Then comes Mohamed Ennaceur Dalhoum, who is considered a direct victim of Black Thursday. Aged 23 at the time of the events, he recounts: “The Destourian Socialist Party, Burguiba’s party, decided to send militias on 22, 23 and 24 January to attack the UGTT offices in various cities. It is these militias that are destroying the country and not the trade unionists. Habib Achour, the first leader of the Central Trade Union Confederation, had warned us not to damage any state or street property.” But when things got out of hand during the protest, the government needed to name a person responsible for the violence that was shaking the city of Tunis in particular. Achour became its scapegoat. “I was tortured and was forced to name Habib Achour as the main leader of the riots. They had put these charges in the statement I was supposed to sign at the end of my intense interrogation. Under the blows, which were getting more and more relentless, the humiliations and deprivations of sleep, food and water... I finally gave in”, Dalhoum recalls.

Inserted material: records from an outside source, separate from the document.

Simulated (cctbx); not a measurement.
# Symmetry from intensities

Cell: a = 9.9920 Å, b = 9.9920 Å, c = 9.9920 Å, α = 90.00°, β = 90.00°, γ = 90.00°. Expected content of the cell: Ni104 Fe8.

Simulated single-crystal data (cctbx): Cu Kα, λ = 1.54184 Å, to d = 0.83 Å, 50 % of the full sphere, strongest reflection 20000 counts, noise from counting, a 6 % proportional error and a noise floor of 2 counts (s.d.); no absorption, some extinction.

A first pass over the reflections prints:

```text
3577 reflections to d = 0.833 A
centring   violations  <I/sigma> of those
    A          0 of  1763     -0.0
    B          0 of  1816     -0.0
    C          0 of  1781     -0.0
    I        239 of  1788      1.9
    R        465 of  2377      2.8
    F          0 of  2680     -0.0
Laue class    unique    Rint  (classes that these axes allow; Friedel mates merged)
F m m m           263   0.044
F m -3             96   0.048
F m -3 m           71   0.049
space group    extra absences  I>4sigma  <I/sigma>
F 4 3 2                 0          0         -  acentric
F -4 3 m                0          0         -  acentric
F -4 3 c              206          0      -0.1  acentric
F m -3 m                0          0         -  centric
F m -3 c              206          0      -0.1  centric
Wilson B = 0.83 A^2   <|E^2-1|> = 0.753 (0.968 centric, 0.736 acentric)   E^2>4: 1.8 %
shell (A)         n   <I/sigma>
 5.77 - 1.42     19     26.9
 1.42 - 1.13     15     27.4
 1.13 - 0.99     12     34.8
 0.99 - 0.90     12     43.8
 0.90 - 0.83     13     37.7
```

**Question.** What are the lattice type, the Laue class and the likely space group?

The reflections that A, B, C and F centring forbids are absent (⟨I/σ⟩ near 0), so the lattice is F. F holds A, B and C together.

The trade union uprising of 26 January 1978 marked the beginning of an increasingly violent clash between the authorities on the one hand, and trade unions and social movements on the other, which would continue to grow until the Revolution in January 2011.
173 CASES TO BE TRIED BY THE SPECIALIZED CHAMBERS
With the case of the enforced disappearance of Kamel Matmati, an Islamist who was murdered in 1991, the judicial chamber specialized in transitional justice of Gabès, in the south of the country, opened the first hearing of these courts in May 2018 to try the cases referred by the Truth and Dignity Commission. A total of 173 cases investigated by judges and investigators of the truth commission were transferred to the 13 chambers covering the whole country. To date, nearly 50% of the cases have been examined. The spectrum of these cases is quite wide and concerns victims of different political families: youssefists, the left, Arab nationalists, trade unionists, Islamists, the wounded and martyrs of the Revolution... In a few days time a much awaited trial will open in Tunis, that of financial malpractice and suspicions of corruption that weigh on the family of former President Ben Ali.